Tehran strongly condemned the “terrible and shameful” emergency meeting of the UN Human Rights Council, just as Iran’s foreign ministry announced a national committee to investigate deaths linked to the protest movement.
The deputy head of the vice president for women and family affairs in Iran, Khadijeh Karimi, who represented Iran at Thursday’s session, condemned the “politically motivated” decision of Germany to call the session, describing it as “an orchestrated ploy for ulterior motives.”
Countries like Germany, Britain and France lack “the moral credibility to preach to others about human rights and ask for a special session on Iran,” Karimi said.
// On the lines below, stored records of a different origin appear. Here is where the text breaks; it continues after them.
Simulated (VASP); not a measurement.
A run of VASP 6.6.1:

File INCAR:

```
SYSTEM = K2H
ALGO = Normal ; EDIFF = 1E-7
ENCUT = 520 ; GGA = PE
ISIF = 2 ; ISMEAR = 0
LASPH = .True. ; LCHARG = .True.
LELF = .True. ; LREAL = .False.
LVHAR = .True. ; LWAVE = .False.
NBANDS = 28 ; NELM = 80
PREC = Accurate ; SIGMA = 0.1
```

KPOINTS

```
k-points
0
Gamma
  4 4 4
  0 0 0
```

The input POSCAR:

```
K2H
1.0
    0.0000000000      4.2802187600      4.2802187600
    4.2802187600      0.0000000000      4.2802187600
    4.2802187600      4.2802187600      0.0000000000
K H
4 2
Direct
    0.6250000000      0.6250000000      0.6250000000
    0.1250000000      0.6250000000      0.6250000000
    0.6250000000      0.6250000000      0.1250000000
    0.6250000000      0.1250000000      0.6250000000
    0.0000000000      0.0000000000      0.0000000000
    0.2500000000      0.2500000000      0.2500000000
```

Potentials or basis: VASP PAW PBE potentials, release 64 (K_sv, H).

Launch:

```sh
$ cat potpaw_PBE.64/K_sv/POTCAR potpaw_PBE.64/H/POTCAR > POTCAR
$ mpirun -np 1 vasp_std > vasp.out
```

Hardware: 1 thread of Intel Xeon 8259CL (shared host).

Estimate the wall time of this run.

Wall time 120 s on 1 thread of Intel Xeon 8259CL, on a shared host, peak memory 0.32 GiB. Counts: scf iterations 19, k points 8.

She also defended the behavior of Iranian security forces, saying the government took “necessary measures” after Amini’s “unfortunate” death while in the custody of the morality police.
The violent response by Iran’s security forces against protesters has shaken diplomatic ties between Tehran and Western leaders.
The White House on Wednesday imposed its latest round of sanctions against three officials in Iran’s Kurdish region, after US Secretary of State Antony Blinken said he was “deeply concerned that Iranian authorities are reportedly escalating violence against protesters”.
During an interview with Indian broadcaster NDTV on Thursday, Iran’s Deputy Foreign Minister Ali Bagheri Kani said foreign powers were interfering in Iran’s internal affairs and creating “false narratives”.